Three types of teams: 

1.                Work teams design, manufacture, and deliver a product or service. 

2.                Improvement teams make recommendations for changes in the organization, process, or technology. 

3.                Integrating teams coordinate work across the organization.  (142) 

4.                Cross-functional teams are more dominant than within-function teams in true high-performance organizations. (144)


In a true high-performance organization the traditional hierarchy is dismantled and work teams take over may supervisory responsibilities. (145)  Usually team responsibilities are phased in in stages over several months or years. (147)  For example:

  1. Start-up Team.  Formal supervisors are retained while cross-functional work teams are created. 
  2. The Transitional Team takes on more responsibility for day-to-day management. 
  3. Experienced Team.  The team leader is removed from the group and team members become responsible for day-to-day decision.
  4. The Mature Team has full accountability for its own work. (151-4)
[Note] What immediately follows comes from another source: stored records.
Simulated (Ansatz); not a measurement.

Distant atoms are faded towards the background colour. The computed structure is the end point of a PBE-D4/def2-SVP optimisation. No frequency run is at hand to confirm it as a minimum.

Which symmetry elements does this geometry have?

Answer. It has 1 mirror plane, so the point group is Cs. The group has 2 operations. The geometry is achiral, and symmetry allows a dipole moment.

How much time is required for training in technical, administrative, interpersonal, decision-making, and problem-solving skills?  A lot.  (159)  And things usually get worse for as long as a year before they get better.  Development of teams goes through four stages: forming, storming, norming, and performing.  (160)


Tips:  (163-173)

  1. Redesign work (don’t just create teams).  Focus on a few strategic issues rather than everything.  Organize around whole processes.  Expand job responsibilities.  Design for immediate feedback.  Make sure the teams have access to support.  Don’t over design. 
  2. Redesign the compensation system. 
  3. Redesign the information system. 
  4. Change individual performance appraisals.  “Annual employee performance evaluations, as they are traditionally done, destroy teamwork.” 
  5. Set specific and demanding team performance goals. 
  6. Keep the team small. 
  7. Create a good work environment. 
  8. Intervene when the team gets stuck.




Five views on business strategy from the 80s and 90s.


“Our assessment is that there is a lot of insight in what our strategy gurus have to say, and there is also a lot of junk.”  (175)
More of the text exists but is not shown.